Showing posts with label level 1. Show all posts
Showing posts with label level 1. Show all posts

Saturday, November 6, 2010

Motivation for the CFA

It's that time of the year again. The curriculum arrived months ago, and after getting through Ethics and Quantitative Methods it was promptly forgotten, but now Financial Reporting and Analysis needs to be cracked and I need to re-find my CFA motivation.

The Big Picture
First I remind myself why I am taking this certification. Matched with my MSc Finance these three letters should allow me to side step the MBA in the future. After transitioning from candidate to member, career doors should swing open, and salaries should double. I should be able to consider myself an expert in my trade, and wield financial analysis like lawyers or doctors wield subpoenas and scalpels.
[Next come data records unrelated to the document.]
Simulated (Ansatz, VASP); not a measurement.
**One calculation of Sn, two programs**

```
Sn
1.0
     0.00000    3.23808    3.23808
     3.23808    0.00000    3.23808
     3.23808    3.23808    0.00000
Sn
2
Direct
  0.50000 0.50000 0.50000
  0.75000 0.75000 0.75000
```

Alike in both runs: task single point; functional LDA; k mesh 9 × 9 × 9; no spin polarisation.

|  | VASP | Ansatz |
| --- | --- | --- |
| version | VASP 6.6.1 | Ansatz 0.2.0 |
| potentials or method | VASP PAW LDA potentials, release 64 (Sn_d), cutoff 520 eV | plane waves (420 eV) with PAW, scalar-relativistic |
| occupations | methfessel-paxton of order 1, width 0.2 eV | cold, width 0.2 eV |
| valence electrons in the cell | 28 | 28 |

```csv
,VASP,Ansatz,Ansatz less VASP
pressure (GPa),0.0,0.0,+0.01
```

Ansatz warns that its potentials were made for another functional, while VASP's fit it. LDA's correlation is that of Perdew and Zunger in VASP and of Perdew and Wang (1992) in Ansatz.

Big picture thinking only gets you so far, especially when it's so intangible. If passing my level II exam were to give me a 1997 Porsche 993 GT2, then hey, print the poster and I'm motivated! But when it's going to further career goals I'm already hacking away at with academic credentials it gets a little harder. Add on top the fact that I have 4 years to pass the last two exams because I still need the work experience, and working the 7-12 shift after schoolwork is not appealing.

But it's still important. Most people in this industry are perfectionist, workaholic, status freaks, and failure is no option. While I like to think this only partially describes the finance side of me, lately this side has bullied all the other me's into submission - so let's feed the beast. Let's pass the hardest of the 3 tests in a year where school stretches through June, and getting the grade is already stealing time away from the dinner time internet break. If nothing else, the challenge itself should motivate!

Tools for the Weary
One of the fun things about Finance is the visual presentation of data. Throw stock prices into a graph and a plain column of numbers tells a story of hard times and good times, surprises, impending doom or unrestrained growth; these are the stories we will tell our kids, picture books full of MACD trends and bollinger bands. Something I discovered while studying for lvl I, was that the same thing that I enjoyed learning could in fact help me learn it!

Pop open a new excel sheet and start tracking your hours. With some in-cell if statements you can make tables populate how much time you've spent on each section, and how much time you have left to your ### hour goal. The most important graph however is the hour tracking graph. By plotting date on the x-axis and hours studied on the y-axis you can visually see how your performance is trending. Be careful to use a bar chart, a line graph gives you the impression you are studying between periods. In fact run a 14 day MA chart below it, and you can see where your work tapers off. Basically the whole goal is to keep the graph trending up, piling more and more hours in each week as the exam gets closer. Make yourself look like a 1998 tech company; for me coaxing this graph upwards gave me more of a reason for "one more hour" than anything else I was doing.

Testing
Beyond some soul soothing excel playtime, the biggest thing I took away from level 1 was how much testing early helped. I don't have the time to start studying 2 months before the exam and devote major time daily, so I need to start really early. Because of this my ethics reading in September will suffer some major retention depreciation over the winter. By doing some tests along the way, and then doing nothing-but the month before, you are forced to keep things fresh, and you get feedback on where you failed to learn the first time. The CFA questions do an okay job at this, but the Stalla questions (or Schweiser I presume) poke at the content with enough of a different approach that you will quickly realize what was memorized and what was learned. And then in the last month, surround yourself with others writing the test. Me and a buddy would study all day on the weekend and then throw the hardest questions we had encountered at each other. It made it competitive which always helps with motivation, and provided an element of fear on a regular basis which helped us burn the oil in the week ahead.  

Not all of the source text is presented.